Cache Daemon - Overview
Introduction to the Cache Daemon and automatic recaching functionality.
What is Cache Daemon?
Cache daemon (CD) is an optional application in the system to manage automatic background cache updates, expose recache and invalidation API for an end user. CD does not render pages itself. It observes the load of the Chrome pool and sends recache requests to EG instances. The goal is to use only free idle resources, so it does not harm the real-time rendering performance.
Service Discovery
Cache Daemon discovers Edge Gateway instances through Redis registry, using the same mechanism that EGs use to find each other. CD queries registered EGs and distributes recache requests across them according to the configured sharding strategy. This automatic discovery means CD adapts to cluster changes without manual configuration updates.
Queues
CD maintains three queue types as Redis sorted sets, each with URLs scored by scheduled execution time:
- Priority queue - For immediate rendering. Useful for tests and emergency updates for critical pages. Limited to 1000 URLs to prevent abuse.
- Normal queue - General cache updating queue for bulk recache operations.
- Autorecache queue - Populated automatically by EG when bots hit cached content. URLs are scheduled based on configured intervals.

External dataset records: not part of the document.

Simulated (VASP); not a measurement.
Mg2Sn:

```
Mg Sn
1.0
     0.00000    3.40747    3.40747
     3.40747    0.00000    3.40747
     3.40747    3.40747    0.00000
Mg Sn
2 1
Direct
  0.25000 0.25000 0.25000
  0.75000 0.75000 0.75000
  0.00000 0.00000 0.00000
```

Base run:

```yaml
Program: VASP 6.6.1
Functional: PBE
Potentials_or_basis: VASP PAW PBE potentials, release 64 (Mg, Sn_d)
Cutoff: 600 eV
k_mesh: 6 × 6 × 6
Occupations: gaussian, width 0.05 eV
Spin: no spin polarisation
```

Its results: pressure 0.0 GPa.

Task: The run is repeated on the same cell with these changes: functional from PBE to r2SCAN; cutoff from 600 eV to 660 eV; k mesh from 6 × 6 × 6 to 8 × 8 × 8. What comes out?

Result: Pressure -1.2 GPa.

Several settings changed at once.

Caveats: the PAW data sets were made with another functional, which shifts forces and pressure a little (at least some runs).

CD processes queues in priority order: priority first, then normal, then autorecache. Only URLs with a scheduled time in the past are picked for processing. This ensures urgent updates happen first while background recaching continues at a lower priority.
Rate Limiting
CD monitors Render Service capacity before scheduling recache tasks. It queries Redis for the current RS load and available Chrome tabs. The rs_capacity_reserved setting (e.g., 0.30) reserves a percentage of total capacity for real-time rendering. CD only uses the remaining capacity for background recaching. If capacity is insufficient, URLs remain in the queue for later processing. This prevents background recaching from degrading production traffic performance.
Cache Invalidation
Cache invalidation is available through POST /internal/cache/invalidate API endpoint. You provide host ID, URLs to invalidate, and optionally dimension IDs. The system removes cache metadata from Redis immediately, forcing Edge Gateway to render fresh content on the next bot request.
Filesystem cleanup is a separate automatic operation performed by EG's cleanup worker. It removes orphaned HTML files after their TTL plus a configured safety margin expires.
For proactive cache updates, use POST /internal/cache/recache endpoint to add URLs to priority or normal queues. Unlike invalidation, this schedules re-rendering without waiting for the next bot visit.
Autorecache Integration
Large websites can have hundreds of thousands or even millions of pages. Keeping all rendered versions up to date would consume significant resources and money. However, Googlebot and AI bots don't crawl all pages. Monthly crawl ratios vary from 10-20% up to 60-70% depending on site size and structure.
Autorecache leverages this pattern. When a bot hits cached content, EG checks if the User-Agent matches configured bot patterns (bothit_recache.match_ua). If matched, EG adds the URL to the autorecache queue in Redis with a scheduled time based on the configured interval (e.g., 24h from now). CD periodically scans this queue, picks URLs that are due, and sends them for rendering.
This approach keeps fresh cached versions only for pages that bots actually visit, saving resources by ignoring pages that aren't being crawled.
Configuration
CD maintains its own configuration file separate from EG. The eg_config setting points to EG's configuration file, allowing CD to load host definitions and understand available hosts and their dimension settings.
All communication with EG instances uses the shared internal_auth_key for authentication. CD and EG must use the same Redis instance for service discovery and queue coordination.